For Ballyclare-based farmer and butcher Ian Millar there is nothing to beat the Texel when it comes to providing the ideal carcass for his retail and catering butchery.
“We started our pedigree Texel flock in 1978 and have never been tempted by another breed since then. As a farmer the Texel offers everything I want, the lambs are vigorous at birth and grow quickly,” he explained.
“Meanwhile, as a butcher the Texel wins hands down too, with the breed’s ability to go to heavier weights without laying down excessive fat suiting the needs of our catering customers. These are largely local hotels looking for larger legs of lamb for use in carveries.”
Mr Millar says he doesn’t believe any other breed can offer the returns for farmers and butchers that the Texel can.“We can see it when we cut the carcasses in the butchers, the meat yield off a Texel carcass is far superior to anything else.
“Its all about carcass balance. The most valuable cut of lamb is the loin and the length and depth of loin the Texel can’t be beaten. When we cut a 21kg Texel carcass we know we’re going to get roughly 7kg of shoulder, 7kg of loin and 7kg of leg, other breeds may look better, but they lack the loin the Texel cross delivers,” he explains.

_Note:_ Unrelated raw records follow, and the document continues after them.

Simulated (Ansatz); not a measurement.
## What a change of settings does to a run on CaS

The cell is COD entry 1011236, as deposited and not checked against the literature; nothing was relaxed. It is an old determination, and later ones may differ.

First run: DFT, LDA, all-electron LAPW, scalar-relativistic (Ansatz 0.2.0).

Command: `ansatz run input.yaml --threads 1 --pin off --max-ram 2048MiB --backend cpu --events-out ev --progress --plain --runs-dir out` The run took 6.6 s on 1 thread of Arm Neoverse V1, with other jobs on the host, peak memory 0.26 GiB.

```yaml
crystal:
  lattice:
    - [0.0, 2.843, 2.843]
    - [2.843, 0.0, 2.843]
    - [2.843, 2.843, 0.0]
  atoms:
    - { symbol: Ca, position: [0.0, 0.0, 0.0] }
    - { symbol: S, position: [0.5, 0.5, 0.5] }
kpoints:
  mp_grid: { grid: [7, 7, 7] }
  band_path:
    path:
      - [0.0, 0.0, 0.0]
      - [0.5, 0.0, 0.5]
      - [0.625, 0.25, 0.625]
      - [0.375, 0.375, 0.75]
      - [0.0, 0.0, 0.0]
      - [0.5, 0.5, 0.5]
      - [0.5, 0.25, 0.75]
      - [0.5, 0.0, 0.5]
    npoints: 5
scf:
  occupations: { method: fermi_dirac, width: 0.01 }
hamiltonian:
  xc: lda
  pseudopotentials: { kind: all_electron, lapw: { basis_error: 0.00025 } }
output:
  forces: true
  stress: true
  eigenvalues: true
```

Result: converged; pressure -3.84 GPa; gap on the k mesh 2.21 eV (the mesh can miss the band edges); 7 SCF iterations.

“Not that we deal with many carcasses at that weight, we’re generally looking for deadweights of 24.5kg and above to satisfy the needs of our customers for larger joints and sizable racks of lamb. We want that larger eye muscle coupled with a lean fat cover which the breed offers. We put through about 15 to 165 lamb carcasses a week and have to be precise about the quality of the carcass we handle.
“High prices have made lamb less popular now as a meat than it has historically been. As a result we have to ensure we deliver a high quality product to our customers to ensure they come back again. When lamb became more expensive four or five years ago we saw an immediate drop off in demand and it hasn’t yet returned.”
A useful sideline for the butcher’s shop is the production of lamb burgers from those cuts not required for retail or catering customers.“We first produced lamb burgers when we hosted a Texel open night many years ago and they were so popular we decided to offer them through the shop too,” adds Mr Millar
Running the 30-ewe Millcomb pedigree flock of Texels gives Mr Millar a valuable insight in to the breed and its direction. “There’s no doubt the breed has come on leaps and bounds since I first started with it, both growth rates and skins have improved and these are valuable traits for the commercial producer. Good tight skins without stripping mean lambs have a good cover at birth to allow them to thrive no matter what the weather, something the Texel excels at.”
Buyers have clearly been taken with the quality of the stock produced in the Millcomb flock, with pedigree breeders paying up to 4200gns in recent years for Millcomb Vindicator which sold at the Northern Irish National Sale, Ballymena, in 2014.
“We aim to breed quality commercial tups with the pedigree tups being a bonus. This year’s crop features some good lambs by our latest stock ram, Sportsmans Westminster, with a number of these destined for Ballymena and others for later sales.”
Looking ahead Mr Millar says he believes commercial producers will be hard pressed to find a breed better suited to prime lamb production in Northern Ireland, with the Texel’s conformation, carcass balance and ability to thrive off grass all central to its continued success.